RANDOLPH — Three teens living at Randolph Children’s Home are accused of stealing a Randolph Central School District bus and taking it on a joy ride across county lines to Jamestown.
The Cattaraugus County Sheriff’s Office announced Monday that the teens allegedly ran away from the troubled youth residential facility Sunday evening before breaking into the nearby Randolph district elementary school and bus garage and driving off with a 30-passenger school bus.
The bus was recovered Monday morning along the side of the road in Jamestown in Chautauqua County, while the teens were found a few miles away from the abandoned vehicle.
“It’s a pretty bold move to first of all break into a school … let alone on top of that steal a bus and take it for a ride for a few hours and then ditch it,” said Sheriff’s Office Lt. Brandon Walters. “That’s a pretty bold move.”
The teens, a 17-year-old male, a 16-year-old male and a 14-year-old female, were all charged with two counts of third-degree burglary, class D felonies; one count of second-degree grand larceny, a class C felony; and one count third-degree criminal mischief, a class E felony.

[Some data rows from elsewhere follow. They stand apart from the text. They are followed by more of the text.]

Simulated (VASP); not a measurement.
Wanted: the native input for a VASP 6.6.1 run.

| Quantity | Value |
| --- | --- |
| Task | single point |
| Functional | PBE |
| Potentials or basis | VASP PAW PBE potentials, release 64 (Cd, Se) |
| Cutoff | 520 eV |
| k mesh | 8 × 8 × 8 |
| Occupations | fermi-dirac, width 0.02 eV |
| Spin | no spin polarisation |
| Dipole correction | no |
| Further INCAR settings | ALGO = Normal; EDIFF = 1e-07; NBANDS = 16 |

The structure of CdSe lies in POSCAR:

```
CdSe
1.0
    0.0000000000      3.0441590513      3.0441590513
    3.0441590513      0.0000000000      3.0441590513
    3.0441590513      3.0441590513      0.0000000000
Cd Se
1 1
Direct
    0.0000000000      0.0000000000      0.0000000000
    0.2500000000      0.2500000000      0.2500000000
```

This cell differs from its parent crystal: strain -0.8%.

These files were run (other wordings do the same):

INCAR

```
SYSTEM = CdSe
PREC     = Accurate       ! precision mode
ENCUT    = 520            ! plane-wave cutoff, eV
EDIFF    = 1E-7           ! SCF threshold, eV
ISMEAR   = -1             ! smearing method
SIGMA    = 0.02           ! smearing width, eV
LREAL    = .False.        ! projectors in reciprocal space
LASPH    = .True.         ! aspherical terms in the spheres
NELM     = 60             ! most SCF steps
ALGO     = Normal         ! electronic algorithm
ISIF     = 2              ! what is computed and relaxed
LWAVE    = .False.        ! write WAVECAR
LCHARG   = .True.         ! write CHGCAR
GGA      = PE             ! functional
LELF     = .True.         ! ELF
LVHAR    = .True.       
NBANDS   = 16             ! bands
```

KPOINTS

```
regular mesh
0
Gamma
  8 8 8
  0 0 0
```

The 17-year-old was arraigned and is being held in Cattaraugus County Jail on $5,000 bail, while the others were remanded to the East Ferry detention facility with court appearances scheduled for a later date.
A call to Randolph’s Children Home, operated by nonprofit New Directions Youth and Family Services Inc., was not immediately returned Monday evening.
Juveniles who reside at the facility attend Randolph Academy, one of 12 Special Act school districts in the state established for the education of students who reside at child care institutions.
Randolph Children’s Home, Randolph Academy — and the separate Randolph Central School District’s elementary school, high school and bus garage — are all located next to each other on Main Street in Randolph.
According to Walters, the sheriff’s office received reports of break-ins at the elementary school, Gail N. Chapman Elementary School, and adjoining bus garage at 6:14 a.m. Monday. He said the first few bus drivers arriving that morning noticed broken windows. Some minor damage was also discovered in classrooms at the elementary school.
Walters said the teens were located and taken into custody without incident at roughly 7:45 a.m. with the assistance of the Ellicott Police Department. The town of Ellicott is located just outside the city of Jamestown.
The bus was then located at approximately 8:15 a.m. in Jamestown with the help of the Chautauqua County Sheriff’s Office, Walters said.
“I believe it was just parked on the side of the roadway,” he said. “I was told it was in a safe location and was not a traffic hazard.”
While the teens allegedly purposely caused damage to the bus, Walters said they did not get into any traffic accidents while driving it the approximately 15 miles from Randolph to Jamestown.
“You have a 14-year-old, a 16-year-old and a 17-year-old. I don’t know what kind of driving skills that they all have, but anyone that’s not used to driving, let alone a 30-passenger bus — we’re lucky there was no accidents or any other injuries due to this,” he added.
Walters said neither he nor any of his colleagues could recall an incident where juveniles stole a school bus, adding it was treated as a “serious situation” by the sheriff’s office.
“It raises the situation for law enforcement and for the Randolph Children’s Home if you have kids willing to run away from the facility and break into a school and then take a (bus),” he said.